Flight Delays from San Diego International Airport.
-
Background.
In 2021, 14.5% of flights departing from San Diego International Airport offered by Southwest Airlines, American Airlines, United Airlines, and Delta Airlines were delayed. According to Statistica*, these four airlines held the largest portions of domestic market share in 2021.
The purpose of this project is to explore the flight delays out of San Diego International Airport from Southwest Airlines, American Airlines, United Airlines, and Delta Airlines, to discover the main causes of flight delays from 2017-2021. Identifying leading causes of flight delays can point to areas where these airlines can improve.
*Statistic: https://www.statista.com/statistics/250577/domestic-market-share-of-leading-us-airlines/
-
Context.
This project was completed as part of the CareerFoundry's curriculum.
Topics covered were sourcing data, geographical visualizations, supervised machine learning (regression), unsupervised machine learning (clustering), time-series analysis, and dashboards.
This knowledge was used to explore and analyze flight delay data.
-
Tools.
Python - a programming language that can be used to manipulate data frames and create visualizations.
Tableau - software for data visualization.
The Path to Uncovering Causes of Delays.
Sourced open data from the US Bureau of Transportation.
Decided which data sets to be used in project.
Profiled datasets and documented related information, such as collection method, contents, limitations and relevance.
2. Wrangled, cleaned, and merged datasets.
Determined which variables from each dataset were necessary for analysis.
3. Derived new variables from the main dataset.
Formulated conditions through which new variables should be generated.
4. Familiarized self with data further through exploratory analysis.
Created initial visualizations (heat maps, scatterplots, pairplots, histograms, and catplot) to guide analysis and further understanding of data.
Developed an understanding of the data that allowed later advanced analysis to be conducted smoothly.
5. Constructed a hypothesis and additional questions to guide later analysis.
6. Designed a choropleth map through use of folium, a library allowing for geospatial visualization, and a json file, which contained the coordinates of states, to locate flight destinations.
7. Used supervised and unsupervised machine learning to evaluate trends in data.
Established which type of algorithm best fits the needs of the data.
Analyzed the results of the algorithms.
8. Built a Tableau storyboard and GitHub repository to document project findings and process.
Incorporated the art of storytelling to convey findings to audience.

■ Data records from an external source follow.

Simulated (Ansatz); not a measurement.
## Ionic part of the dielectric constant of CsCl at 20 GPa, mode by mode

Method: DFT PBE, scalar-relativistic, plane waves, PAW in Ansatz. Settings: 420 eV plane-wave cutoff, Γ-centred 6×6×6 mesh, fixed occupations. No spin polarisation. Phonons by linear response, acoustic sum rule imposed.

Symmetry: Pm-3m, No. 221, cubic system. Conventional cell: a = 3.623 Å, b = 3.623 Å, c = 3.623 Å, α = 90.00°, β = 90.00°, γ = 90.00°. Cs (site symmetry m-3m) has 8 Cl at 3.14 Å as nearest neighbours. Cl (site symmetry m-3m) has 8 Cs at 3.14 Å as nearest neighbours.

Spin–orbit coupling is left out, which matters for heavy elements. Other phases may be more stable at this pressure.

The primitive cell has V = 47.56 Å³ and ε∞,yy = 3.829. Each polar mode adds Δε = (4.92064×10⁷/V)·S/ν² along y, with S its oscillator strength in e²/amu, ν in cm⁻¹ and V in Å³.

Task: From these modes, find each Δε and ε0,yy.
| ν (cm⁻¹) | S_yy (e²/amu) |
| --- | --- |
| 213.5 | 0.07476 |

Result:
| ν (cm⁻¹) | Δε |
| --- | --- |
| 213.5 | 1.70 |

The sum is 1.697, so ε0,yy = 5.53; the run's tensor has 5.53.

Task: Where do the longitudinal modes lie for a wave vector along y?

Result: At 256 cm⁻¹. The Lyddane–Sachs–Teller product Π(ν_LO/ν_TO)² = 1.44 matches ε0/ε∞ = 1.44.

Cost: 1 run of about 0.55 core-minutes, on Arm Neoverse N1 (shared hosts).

Selected visualization type and format for the storyboard, resulting in a cohesive presentation
Key Findings.
Flight destination offerings and popularity changes out of San Diego International Airport based on the airline carrier.
The number of flights offered out of San Diego International airport also varies by airline carrier.
Overall, the four airlines investigated in this project had similar overall delay trends from 2017-2021 out of San Diego International Airport.
The top three causes of delayed flights for all airlines are: delays caused by the carrier., delays caused by a late aircraft arrival, and delays due to the national aviation system.
Each airline struggles with the type of delay a different degree for flights out of San Diego International Airport.
Longer delays are likely happening due to causes that do not occur during the flight.
Deliverables.
-
Tableau Storyboard
-
GitHub Repository
Next Step.
While the above information fulfills the requirements of the project, a next step may include working with the airlines to develop a plan to address the types of delays they are struggling with and monitoring the impact of this plan.